Attacks of Opportunity and Readied Actions both resolve, officially, before the Action that triggers them. It doesn’t actually say that specifically for Attacks of Opportunity, but that seems to be the de facto way of playing them, simply because it makes more sense to remember one way of doing things than two.

Now, the problem is, this can lead to some crazy scenarios (see below), where the rules totally break down. To fix the rules, I propose the introduction of “Pseudo Actions.” A Pseudo Action is just a logical chunk of a bona fide Action. Every square of movement in a Move Action is its own Pseudo Action. Every attack made as part of a Full Attack is its own Pseudo Action. Casting a spell is one Pseudo Action, and the spell actually going off is another. There are almost certainly other cases, but this is a good start.

Now, why do we want this? Simple. We re-write the Attack of Opportunity rules, and the Readied Action rules, to say that the interruption happens before the Pseudo Action that triggered it, rather than the entire Action. After using a Readied Action, your initiative is still set such that you go just before the character who triggered it, it is only in the Round that it is triggered that is clarified.

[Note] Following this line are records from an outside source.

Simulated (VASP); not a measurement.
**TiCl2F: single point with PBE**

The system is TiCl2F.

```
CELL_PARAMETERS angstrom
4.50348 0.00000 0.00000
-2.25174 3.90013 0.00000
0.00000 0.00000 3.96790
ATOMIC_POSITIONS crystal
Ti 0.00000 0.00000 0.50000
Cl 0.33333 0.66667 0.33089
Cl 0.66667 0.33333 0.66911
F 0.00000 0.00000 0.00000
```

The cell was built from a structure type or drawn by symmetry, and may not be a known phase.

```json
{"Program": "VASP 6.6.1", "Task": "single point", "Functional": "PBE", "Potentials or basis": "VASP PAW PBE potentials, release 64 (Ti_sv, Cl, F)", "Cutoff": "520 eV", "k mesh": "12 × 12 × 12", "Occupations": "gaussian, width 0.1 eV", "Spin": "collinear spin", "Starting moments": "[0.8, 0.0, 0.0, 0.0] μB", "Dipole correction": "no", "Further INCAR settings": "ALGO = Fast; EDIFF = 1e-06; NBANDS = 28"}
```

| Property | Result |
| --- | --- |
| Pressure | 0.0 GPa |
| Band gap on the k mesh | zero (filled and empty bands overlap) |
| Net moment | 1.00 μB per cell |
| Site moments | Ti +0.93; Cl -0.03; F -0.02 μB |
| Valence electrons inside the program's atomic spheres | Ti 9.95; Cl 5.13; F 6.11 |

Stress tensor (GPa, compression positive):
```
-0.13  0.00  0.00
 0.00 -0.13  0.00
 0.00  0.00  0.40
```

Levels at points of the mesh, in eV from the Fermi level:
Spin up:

Readied Actions and Attacks of Opportunity are still Last In First Out (that is, resolve them in reverse trigger order, the last one triggered in a chain is resolved first).

Here are some examples of why this is needed:

Attack of Opportunity:

  • First off, if the Attack of Opportunity happens before the Action that triggered it, there are very good odds that you aren’t in range to make the attack. This is usually just silently ignored, but under the Pseudo Action rules, it does not need to be.
  • Imagine a character with a Familiar, Animal Companion, or anything else you can Share Spells with. The master casts a spell on both him/herself and the Familiar/Animal Companion. Then, the Familiar/Animal Companion moves away (ending the spell on it by being more than 5 feet away), and provokes an Attack of Opportunity. If the Attack of Opportunity happens before the Action took place, then the Familiar/Animal Companion is still officially next to the master and therefore still under the spell. If the spell in question happens to be Invisibility or Mage Armor or Cat’s Grace, craziness ensues. But under every square of motion being a Pseudo Action, this works flawlessly.

Readied Actions:

  • Assume we have Enemy A and Enemy B, and a Player Character. All three are very low on HP, like 1 or 2, and all have ranged weapons. Enemy A has Readied to shoot Player Character based on Player Character shooting Enemy B. Player Character has a high enough Base Attack Bonus to get two attacks with a Full Attack action, and does so, shooting first at Enemy A. Because the dice are cooperative, Player Character gets an 18 damage Crit, instantly killing Enemy A. Her next shot is at Enemy B. Now, since the Readied Action happens before the Action that triggered it, even though Enemy A is dead, Enemy A can take the Readied Action to shoot Player Character (because he was alive before Player Character shot, which is when the Readied Action happens). Enemy A then proceeds to also get an 18 damage Crit and kills Player Character. Since he then wasn’t killed by Player Character, Enemy A comes back to life. We do not want arrows to cause the Balefire effect, I am sorry, we just don’t. However, under Pseudo Actions, the second arrow shot is a separate entity, and so Enemy A is dead when he needs to take the Readied Action, so cannot take it.
  • A spellcaster Readies to use some large-radius spell on an enemy, based on the enemy standing on the square with the big red X on it. So, the enemy, in his infinite wisdom stupidity walks onto the big X, and the Spellcaster casts the spell, before the enemy moved. So, the spell is centered where the enemy was before he moved, and it hits all the enemy’s allies. With each square move being a separate Pseudo Action, then it all works out.
  • A caster is casting Fireball. Unbeknownst to him, an enemy has Readied to shoot the caster based on a fireball springing from the caster’s fingertips. Under the current rules, the readied action can disrupt the spell, because it happens before the spell started to be cast. However, with the spell appearing being a different Pseudo Action than the casting, such a Ready does not interrupt the spell. Note that the generic “Ready based on casting” still can interrupt spells, but if you Ready based on the effect of a spell, you cannot interrupt the casting of that spell.